In Front-Line Leadership: How to Eliminate Complacency and Build All-In Engagement, Patrick Nelson delivers on all fronts by writing a book that is personable, usable and effective for both military and civilian audiences.
There are four elements to creating an effective military-to-civilian transition framework. The first is author credibility. Nelson delivers his honest, up-front and no-nonsense lessons in a clear, consistent and intellectually available way for a wide audience.
Nelson’s military credentials as an Army NCO are a welcome addition to this field. Most authors in the military-to-civilian field are officers with a similar perspective that lacks fresh insight. Nelson breaks through this “officer-as-expert” perspective with practicality, streamlined insight and day-to-day tips essential to organizational success.
Too often, military-to-civilian books overfocus on strategy and lose the leadership component. Nelson’s focus on leadership foundations, setting examples and teaching is welcome. NCOs are among the best, most underappreciated secrets for organizations seeking to improve workforce skills and leadership.
The second element for an effective military-to-civilian transition framework is clear organization. Front-Line Leadership is divided into three parts: Leading Yourself, Leading Teams and Leading the Culture, each with four chapters. Every chapter explains the importance of its subject, offers examples from Nelson’s military service and concludes with a personal challenge for the reader.
The use of simple writing and clear advice makes this book a useful, quick and effective read. It offers the perfect recipe during military-to-civilian transitions when time and immediate advice are of the essence.
The third element is the “how-to” of translating military skills into organizations. Nelson provides solid examples of his military experience and how he effectively used his skills of motivation, accountability and leadership within a military context. What is missing in this book are more detailed descriptions of how those military skills translate to the civilian world. Instances of how businesses lost their employees’ motivation and then used Nelson’s teachings to restore that motivation would have been a welcome addition.
The fourth element of the transition framework is helping civilian audiences understand the value of military skills within their organizations. In the Leading the Culture section, Nelson does his best work in identifying failures in organizations and businesses, and how military skills could fill the gap. He uses examples ranging from failed health technology company Theranos (poor culture) to The Container Store (good culture) to demonstrate how military skills are valuable for civilian audiences.
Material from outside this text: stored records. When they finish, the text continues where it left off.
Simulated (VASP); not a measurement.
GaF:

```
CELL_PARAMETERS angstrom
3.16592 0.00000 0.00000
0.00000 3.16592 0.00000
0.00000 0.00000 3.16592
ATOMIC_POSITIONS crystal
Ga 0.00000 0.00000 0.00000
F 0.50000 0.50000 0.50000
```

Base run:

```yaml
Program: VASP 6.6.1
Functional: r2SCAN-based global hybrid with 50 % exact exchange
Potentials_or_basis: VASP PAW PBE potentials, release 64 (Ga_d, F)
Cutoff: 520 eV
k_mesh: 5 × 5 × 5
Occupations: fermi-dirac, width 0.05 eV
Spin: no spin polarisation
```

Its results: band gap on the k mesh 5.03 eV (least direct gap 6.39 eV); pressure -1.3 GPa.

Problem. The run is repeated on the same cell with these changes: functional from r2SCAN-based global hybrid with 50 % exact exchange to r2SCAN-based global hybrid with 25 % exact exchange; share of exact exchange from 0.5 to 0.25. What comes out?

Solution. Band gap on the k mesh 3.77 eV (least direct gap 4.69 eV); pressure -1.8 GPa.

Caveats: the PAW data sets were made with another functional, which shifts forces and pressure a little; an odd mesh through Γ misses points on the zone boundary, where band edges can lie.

Front-Line Leadership does a solid job demonstrating how to use leadership and planning in academic, business, nonprofit, military and government settings. This book is a must for any soldier transitioning to the civilian world, and it also would be a key reference for undergraduate and graduate business classes stressing the importance of leadership.
Nelson has delivered an excellent first work that brings the value of military skills to a broad audience.
Lt. Col. Chad Storlie, U.S. Army retired, is an adjunct professor of marketing, a midlevel marketing executive and the author of Combat Leader to Corporate Leader: 20 Lessons to Advance Your Civilian Career.